FAMU’s aggressive research strategy prompts big prize

TALLAHASSEE — Florida A&M University was awarded advanced research status earlier this year.  The University is now a Carnegie Level II High Activity Research University.  This designation places FAMU among the nation’s larger predominantly white universities and that distinction is significant, according to FAMU Vice President for Research Timothy Moore, Ph.D.

“Our faculty are demonstrating that FAMU can compete against other larger universities with double the faculty and continue to produce cutting edge research at ever increasing levels,” he said.

In the late 1990s there was an effort to restrict FAMU’s academic focus to undergraduate studies only. Then President Frederick Humphries successfully stopped that effort and kept the university on the research path.

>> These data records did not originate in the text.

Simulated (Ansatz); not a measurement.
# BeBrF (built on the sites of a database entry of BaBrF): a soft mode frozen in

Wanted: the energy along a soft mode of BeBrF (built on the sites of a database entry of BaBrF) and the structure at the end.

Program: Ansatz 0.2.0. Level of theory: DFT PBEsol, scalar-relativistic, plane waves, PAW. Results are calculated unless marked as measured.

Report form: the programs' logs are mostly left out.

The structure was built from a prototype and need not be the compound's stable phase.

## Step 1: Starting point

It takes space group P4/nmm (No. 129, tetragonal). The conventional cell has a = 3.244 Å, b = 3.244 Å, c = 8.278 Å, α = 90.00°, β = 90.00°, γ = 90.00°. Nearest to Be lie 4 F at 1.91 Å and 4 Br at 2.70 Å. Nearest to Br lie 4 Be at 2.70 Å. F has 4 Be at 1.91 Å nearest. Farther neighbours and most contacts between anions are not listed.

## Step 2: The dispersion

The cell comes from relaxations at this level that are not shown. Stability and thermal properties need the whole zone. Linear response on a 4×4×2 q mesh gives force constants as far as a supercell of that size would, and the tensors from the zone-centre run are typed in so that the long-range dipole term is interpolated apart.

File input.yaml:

“Our current position is directly linked to the efforts of previous leaders and faculty scholars.  We can stand on their shoulders and move this university forward and solve some of the nation’s most vexing scientific problems,” Moore said.

Meanwhile, Moore attributes the new status to the dramatic increase in research awards. FAMU research began the new fiscal year with a marked increase in research awards of $27.9 million in the first quarter of the fiscal year 2015–16 more than doubling awards from the same period in the previous year.  The total research awards in the 2014-15 fiscal year was $42.3.